Summary: Jesus confronts the unbelieving crowd and warns that those who reject Him have a certain expectation of judgment ending in death, but those who believe in Him will live eternally with Him.
The overall purpose of John is to encourage us to believe that Jesus is the Son of God and the Christ; the promise is that those who believe this will live. The immediate context of chapter twelve is Jesus preparing His disciples for His death and resurrection. The Greeks have come signaling the final hour, and He tells His disciples that He must die to bear much fruit and that they must follow Him. Now He says,
Now is my soul troubled; and what shall I say? Father, save me from this hour: but for this cause came I unto this hour.
He’s troubled over His pending death, but He knows this is His whole purpose in coming. If it’s possible He wants this cup to pass, but He wants even more for the will of the Father to be done (Mt. 26:39):
28Father, glorify thy name.
It seems like a strange thing to say here, but consider from other verses how the Father is glorified:
Herein is my Father glorified, that ye bear much fruit; so shall ye be my disciples (Jn. 15:8).
These words spake Jesus, and lifted up his eyes to heaven, and said, Father, the hour is come; glorify thy Son, that thy Son also may glorify thee: 2As thou hast given him power over all flesh, that he should give eternal life to as many as thou hast given him. 3And this is life eternal, that they might know thee the only true God, and Jesus Christ, whom thou hast sent. 4I have glorified thee on the earth: I have finished the work which thou gavest me to do. 5And now, O Father, glorify thou me with thine own self with the glory which I had with thee before the world was (Jn. 17:1-5).
Jesus hasn’t yet died, but He says He finished the work He was sent to do. It’s not that there’s nothing left to be done, but His primary goal (as the image of God) is to reveal the Father to the children of God. This glorifies the Father and Jesus accomplished it.
Look at one more:
That at the name of Jesus every knee should bow, of things in heaven, and things in earth, and things under the earth; 11And that every tongue should confess that Jesus Christ is Lord, to the glory of God the Father (Phil. 2:10-11).
The death of Christ merely precedes the fruit which follows; Christ’s resurrection (and ours) glorifies the Father.
Then came there a voice from heaven, saying, I have both glorified it, and will glorify it again.
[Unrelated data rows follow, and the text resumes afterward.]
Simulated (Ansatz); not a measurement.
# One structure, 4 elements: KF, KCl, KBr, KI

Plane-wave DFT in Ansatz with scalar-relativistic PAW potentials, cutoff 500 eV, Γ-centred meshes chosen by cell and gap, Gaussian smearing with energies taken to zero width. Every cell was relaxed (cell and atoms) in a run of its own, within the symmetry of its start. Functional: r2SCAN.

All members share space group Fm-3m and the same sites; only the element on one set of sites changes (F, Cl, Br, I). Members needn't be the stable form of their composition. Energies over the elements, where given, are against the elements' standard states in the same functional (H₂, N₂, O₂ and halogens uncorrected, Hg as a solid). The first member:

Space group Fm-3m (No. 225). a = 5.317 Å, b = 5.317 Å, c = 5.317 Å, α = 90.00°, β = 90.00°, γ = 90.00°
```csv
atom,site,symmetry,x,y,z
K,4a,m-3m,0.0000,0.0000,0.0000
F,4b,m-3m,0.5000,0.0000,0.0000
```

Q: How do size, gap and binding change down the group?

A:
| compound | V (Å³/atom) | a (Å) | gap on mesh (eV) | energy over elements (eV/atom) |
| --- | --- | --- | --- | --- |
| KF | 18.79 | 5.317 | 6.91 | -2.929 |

I can only find two other places during Christ’s earthly ministry where the Father speaks from heaven: Christ’s baptism (the start of His public ministry) and at His transfiguration (when He revealed Himself in glorified form). The significance of those two occasions is evident, but this time seems a little insignificant. Why would the Father choose to speak from heaven now?
When was He glorified, and when will He be again? The answer is revealed in the following verses:
29The people therefore, that stood by, and heard it, said that it thundered: others said, An angel spake to him.
Taking verse 37 into account, we know that these people didn’t believe Jesus. It’s interesting that some of the people heard something they thought was just an occurrence of nature and others thought it was something spiritual, but neither one recognized the voice of the Father.
30Jesus answered and said, This voice came not because of me, but for your sakes.
If they don’t believe then why is it for their sakes? In the Greek it actually says something more like, “Not because of me, but because of you.” The reason is revealed in the next verse:
31Now is the judgment of this world: now shall the prince of this world be cast out.
They don’t believe; compare this with verse 48. The reason the Father spoke from heaven is to glorify Himself as the Judge of these unbelievers. His voice that day is a testimony and evidence against them. It is against the hardness of their hearts.
Understanding it this way is important because it helps keep verses 39-41 in context and it stays within the greater context of the chapter and the rest of the book. He’s going to die because of their evil judgment against Him, but He will live anyway because of the testimony of the Father. These “judges” will soon become defendants and they’ll be found guilty and condemned, but no one will be able to save them:
32And I, if I be lifted up from the earth, will draw all men unto me. 33This he said, signifying what death he should die.
Now, the tendency in our time is to put the emphasis on the second half of verse 32, but John doesn’t do that. It’s not an argument about whether He will draw all men universally or whether He will draw only the elect. Just the context of the passage (especially verse 40) automatically eliminates the Universalist interpretation.